But while the topic has long attracted a great deal of interest from researchers in the US, international evidence is limited and inconclusive. Mingyi Hung, Xi Li and Shiheng Wang endeavored to fill this void and investigate the effect of an unprecedented improvement in non-US firms’ financial-reporting quality on changes in PEAD, thereby providing fresh evidence on the existence and explanations of PEAD, and improving understanding of market efficiency worldwide. One explanation for the unclear portrait of PEAD in global studies is that it is a balanced outcome of various factors jointly determined by a country’s institutional environment, which can affect PEAD in opposite directions.

The researchers took advantage of the 2005 mandatory adoption of International Financial Reporting Standards (IFRS) worldwide. This information “shock” was one of the biggest events in the history of financial reporting, affecting thousands of companies worldwide, thus offering a unique and powerful opportunity for testing their predictions and shedding light on the underlying reasons for PEAD. It is known that an exogenous “shock” such as this has a direct effect on one major driver of PEAD: uncertainty. The event also allowed them to use a DID (difference-in-differences) approach by comparing changes in PEAD for firms in adoption countries with the changes in PEAD for firms in non-adoption countries. The sample consisted of 1,921 “treatment” firms from 18 countries that mandated IFRS, and 4,049 firms from 12 “benchmark” countries that did not adopt IFRS.
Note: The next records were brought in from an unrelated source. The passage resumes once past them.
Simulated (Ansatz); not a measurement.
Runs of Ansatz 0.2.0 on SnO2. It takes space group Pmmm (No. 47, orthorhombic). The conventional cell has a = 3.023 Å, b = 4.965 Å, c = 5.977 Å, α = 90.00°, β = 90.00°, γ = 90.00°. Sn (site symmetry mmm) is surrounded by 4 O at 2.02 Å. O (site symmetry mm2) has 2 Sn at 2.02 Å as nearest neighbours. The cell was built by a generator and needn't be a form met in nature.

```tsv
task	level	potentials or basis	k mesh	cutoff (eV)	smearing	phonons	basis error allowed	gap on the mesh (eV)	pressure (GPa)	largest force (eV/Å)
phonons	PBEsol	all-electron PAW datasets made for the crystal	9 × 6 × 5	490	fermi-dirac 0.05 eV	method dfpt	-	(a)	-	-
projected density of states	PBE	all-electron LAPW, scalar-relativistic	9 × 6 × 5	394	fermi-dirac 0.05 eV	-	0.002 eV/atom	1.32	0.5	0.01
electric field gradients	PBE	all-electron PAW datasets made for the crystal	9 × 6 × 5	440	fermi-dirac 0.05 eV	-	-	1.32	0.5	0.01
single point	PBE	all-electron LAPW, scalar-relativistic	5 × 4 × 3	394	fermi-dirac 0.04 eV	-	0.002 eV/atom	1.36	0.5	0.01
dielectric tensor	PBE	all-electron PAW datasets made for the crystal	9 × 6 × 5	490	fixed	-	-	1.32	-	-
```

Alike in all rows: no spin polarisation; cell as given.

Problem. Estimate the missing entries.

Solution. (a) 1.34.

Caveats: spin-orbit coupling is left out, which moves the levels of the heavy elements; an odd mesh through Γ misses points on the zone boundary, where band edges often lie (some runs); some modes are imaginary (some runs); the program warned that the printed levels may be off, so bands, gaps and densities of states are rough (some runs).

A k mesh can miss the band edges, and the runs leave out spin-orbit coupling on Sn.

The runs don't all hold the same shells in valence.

They found that the treatment firms experienced a decrease in PEAD subsequent to the information shock. In addition, they observed that this effect was more pronounced among firms with less distraction, more sophisticated investors, lower transaction costs, and lower arbitrage risks. These results are consistent with the explanation of PEAD being driven by limited investor attention and limits to arbitrage. They further found that the decrease in PEAD was greater among firms with greater changes in financial reporting, an increase in analyst forecast accuracy and institutional ownership, or a reduction in limits of arbitrage. The paper provided supporting evidence to the mispricing explanation of PEAD, characterized as investors’ underreaction to earnings news, particularly as a result of limited attention, in an international setting.

The study was the first to provide the mispricing explanation in an international setting. Its other significant contributions include the findings on limited investor attention and limits to arbitrage as important driving forces, as well as showing that disclosure regulations can improve market efficiency.